Rethinking Interim Period Clauses in SPAs: European Commission’s decision against Altice brings new insights into the application of gun-jumping rules

 In News & Insights

European Commission recently published its decision by which it imposed a record fine of EUR 124.5 million on the cable and telecommunications company Altice in April earlier this year, for the so-called “gun-jumping” in its acquisition of the Portuguese telecommunications operator PT Portugal.

EU merger rules require that companies notify the European Commission of the planned mergers which fall within the scope of the EU Merger Regulation (the “EUMR”) (the “Notification Requirement”) and do not implement them until cleared by the European Commission (the “Standstill Obligation”). The purpose of the standstill obligation serves to preventing the potentially irreparable negative impact of transactions on the market. In accordance with EUMR, the European Commission may impose fines of up to 10% of the aggregated turnover of companies which intentionally or negligently breach such obligations.

In its decision, the European Commission found that Altice breached both the notification and the standstill obligations. The Commission concluded that Altice’s contractual rights under the acquisition agreement, combined with pre-closing interaction with PT Portugal, amounted to de facto early implementation of the transaction which is prohibited by the EU merger rules.



In February 2015, Altice notified the European Commission of its intention to acquire PT Portugal, which was controlled by the Oi, the Brazilian telecommunications operator. The transaction was conditionally cleared by the European Commission in April 2015, subject to the divestment of Altice’s subsidiaries in Portugal at the time, Oni and Cabovisão, since the subsidiaries were competitors of PT Portugal for telecommunications services in Portugal.

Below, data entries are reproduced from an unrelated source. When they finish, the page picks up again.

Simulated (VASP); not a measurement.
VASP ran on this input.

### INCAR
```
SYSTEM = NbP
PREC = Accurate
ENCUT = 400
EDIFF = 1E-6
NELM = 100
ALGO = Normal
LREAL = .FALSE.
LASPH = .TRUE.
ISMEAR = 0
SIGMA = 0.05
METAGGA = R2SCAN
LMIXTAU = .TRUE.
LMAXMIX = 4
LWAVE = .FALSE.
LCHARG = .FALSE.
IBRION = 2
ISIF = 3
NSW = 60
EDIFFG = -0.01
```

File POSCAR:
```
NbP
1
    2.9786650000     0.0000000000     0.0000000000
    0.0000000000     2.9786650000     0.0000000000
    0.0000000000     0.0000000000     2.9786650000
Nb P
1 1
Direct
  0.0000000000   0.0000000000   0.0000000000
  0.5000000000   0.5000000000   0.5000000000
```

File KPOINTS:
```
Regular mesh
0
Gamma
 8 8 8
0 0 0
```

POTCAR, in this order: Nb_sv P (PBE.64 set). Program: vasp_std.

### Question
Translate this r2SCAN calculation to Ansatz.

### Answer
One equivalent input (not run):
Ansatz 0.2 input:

In May 2017, the European Commission addressed a Statement of Objections to Altice raising its concerns that Altice implemented its acquisition of PT Portugal before obtaining the European Commission’s clearance, and in some cases, even before its notification of the merger.


Decisive influence and information exchange

In accordance with the transaction agreement, Altice was granted veto rights over decisions concerning PT Portugal’s ordinary business. Altice exercised its rights in certain cases, for example by giving PT Portugal instructions on how to carry out a marketing campaign.

Altice also requested and received commercially sensitive information about PT Portugal. The operational and competitively sensitive information was exchanged between the parties without any confidentiality agreements in place.

In its decision, the European Commission states “that having a degree of oversight over agreements which a target can enter into, and the commitments it can make, between signing and closing may be justified in order to preserve the value of a target, for example, to preserve the perimeter of the business or to guard against commitments of such magnitude that the value of the business could be affected. However, the Commission considers that having a veto right over almost all commercial action with a low monetary threshold in the context of the target’s business goes beyond what would be necessary to guard against material changes to a target’s business for the purposes of preserving its value. In particular, the European Commission considers that issues falling within a target’s ordinary course of business are unlikely to be relevant to preserving the value of the target’s business.”

The European Commission concluded that the range of agreements and actions over which Altice had a veto right was so broad that it gave Altice the possibility to exercise decisive influence over PT Portugal.

The decision demonstrates that certain veto rights, when going beyond what is necessary for the preservation of the value of the target company, may amount to gun jumping. Examples of such veto rights found in this decision are i) veto rights in relation to commercial policy, ii) the possibility to influence the appointment of the target’s senior management staff and iii) veto rights over nearly all commercial action with a low monetary threshold in the context of the target’s business.


Other merger procedural cases

In May 2017, the European Commission fined Facebook EUR 110 million for providing incorrect or misleading information during the European Commission’s 2014 investigation of Facebook’s acquisition of WhatsApp. The European Commission issued a clearance decision in October 2014, approving the transaction under the EU Merger Regulation. Despite the previous fine, the European Commission gave a clearance since its decision was based on various elements going beyond those linked to the incorrect or missing information.

In July 2017, the Commission sent three separate Statements of Objections, alleging breach of EU merger rules: one to General Electric, one to Merck and Sigma-Aldrich for allegedly providing incorrect or misleading information and one to Canon for allegedly implementing a merger before notification and clearance. These investigations are ongoing.


Conclusion – Implications on SPAs

While the buyers can impose obligations on the sellers with the aim of securing the value of the target company, the stakeholders need to carefully consider the gun jumping rules when drafting the share purchase agreements, disclosing confidential information, as well as during other pre-closing interactions.

The pre-closing oversight over agreements which a target may enter into, and the commitments it can make must not go beyond what is necessary for the preservation of the value of a target and cannot result in acquiring decisive influence over the target company prior to European Commission’s merger clearance.

With this decision, it appears the European Commission once again safeguarded the EU merger control system, sending a strong message to merging companies of the importance of complying with EU merger procedural rules, which shall also reflect the application of local merger control rules within Member States.